I used to collect shot glasses when I traveled. I think it started with my first Hard Rock Café experience in high school, but it expanded beyond generic restaurant chains. Now I probably have…I’d like to know how many I have. I have over 20 from Hard Rocks alone (I know, don’t judge) so I wouldn’t be surprised if I have 75. All that cheap glass, made in China, has sat wrapped up in a box for a decade. I always meant to display them – I even had two racks – but I was never quite that organized in my decorating. Now they live in my storage unit. If I ever get around to living in my own place in America again, they will get…I don’t know, sold on eBay? Would anyone want a collection of someone else’s travel memories? I replaced shot glasses with magnets, but they are fun and cheap and easy to display. You can’t totally break your addiction to tacky kitsch I’m sorry to say.
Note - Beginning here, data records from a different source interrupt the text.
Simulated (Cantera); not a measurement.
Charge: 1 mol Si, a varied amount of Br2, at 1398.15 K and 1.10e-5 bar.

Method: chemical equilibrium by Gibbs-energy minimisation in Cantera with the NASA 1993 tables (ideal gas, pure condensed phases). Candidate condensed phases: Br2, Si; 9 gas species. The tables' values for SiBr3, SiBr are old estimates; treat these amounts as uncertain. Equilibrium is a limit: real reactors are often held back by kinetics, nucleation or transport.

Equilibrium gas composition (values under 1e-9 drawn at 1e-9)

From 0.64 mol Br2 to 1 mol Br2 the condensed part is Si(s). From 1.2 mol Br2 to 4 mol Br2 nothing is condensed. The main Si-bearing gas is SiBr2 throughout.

These days I am more discerning about what makes an appropriate souvenir, a true and revealing, unique memento of a place. I try to avoid things that are mass-produced in China (magnets notwithstanding). I tend to buy art books (and postcards, which are not cheap anymore, a euro each at most European museums) of collections I like. But I also try to get something locally made that really evokes a culture. My parents often come back from trips with small prints bought from street artists. Since this fits my art geek persona, I dig it. Some sort of rendering of a locale, created by someone who lives and works there – what could be a better way to remember a place?
They aren’t so easy to come by.
I wanted a hand-carved Buddha in Thailand. I didn’t see them anywhere – I ended up with a gold-plated tacky thing that exactly matched all the Buddha statuary I saw there. I purchased it at a temple gift shop, theoretically blessed by a Buddhist monk. Okay. I wanted to get a wall hanging of some sort in South Africa, but didn’t see any real artists creating anywhere we went. There were some nice prints of the townships that were unique and interesting…but I don’t know, that doesn’t seem the sort of thing a white person should have hanging on her wall. I got this instead:
The man I bought it from said it was hand-carved, and explained the polishing process. I don’t know if it’s true. On the other hand, my local guide-friend explained Africa doesn’t have any infrastructure for mass-production, even though I saw this pensive guy in a lot of places alongside roads. I think there are popular motifs and these Zimbabwean (wait, what?) men hand-make and sell them. I hope so anyway…
On the other hand, when you look at that, do you think: South Africa? Probably not. I love the colors and smoothness, the minimalist play on Rodin’s “Thinker.” Of course, this means I bought a souvenir that is an imitation of a Western European masterpiece.
Oops. Not doing so well with my local quintessential souvenir, am I?
Still, I find it thought-provoking and beautiful, and when I look at it I think of my two weeks on the bottom of the world. At least it’s not cheesy, like a giraffe (because I didn’t see any giraffes there and it would be all LIES!)
I went to Amsterdam in October and was once again determined to buy art. I love that city, its quaint and lovely architecture. I was hoping to get a local artistic rendering of the city itself.
This is what I ended up with:
So, yeah. Doesn’t look much like Amsterdam, huh? I didn’t have time to check out every corner of the city for local art markets, so my options were limited. I stumbled into one small patch of artists’ tents, and none of the artists had painted their hometown. I bought a few postcards from a man who did prints of his Amsterdam etchings, but they were black and white, not really what I wanted. This artist (Rebecca) did abstract impressionistic landscapes with gloppy paint, like a much latter day Van Gogh. This is her home, and her vision. Why should I dictate what she chooses to paint to suit my touristy needs?
But no one’s going to know I bought that in Amsterdam.
So despite my good intentions, I guess I’m not buying hand-crafted, ideal souvenirs that capture the spirit and identity of a place. Nothing show-offy that immediately tells people where I’ve been. I’ll keep trying. I guess it’s good that I’m conscious of how my purchasing power effects the places I visit. I’m putting my money toward those who create locally. I think.
Should you worry about supporting local artists and artisans? What are your favorite souvenirs? Talk to me, dear reader.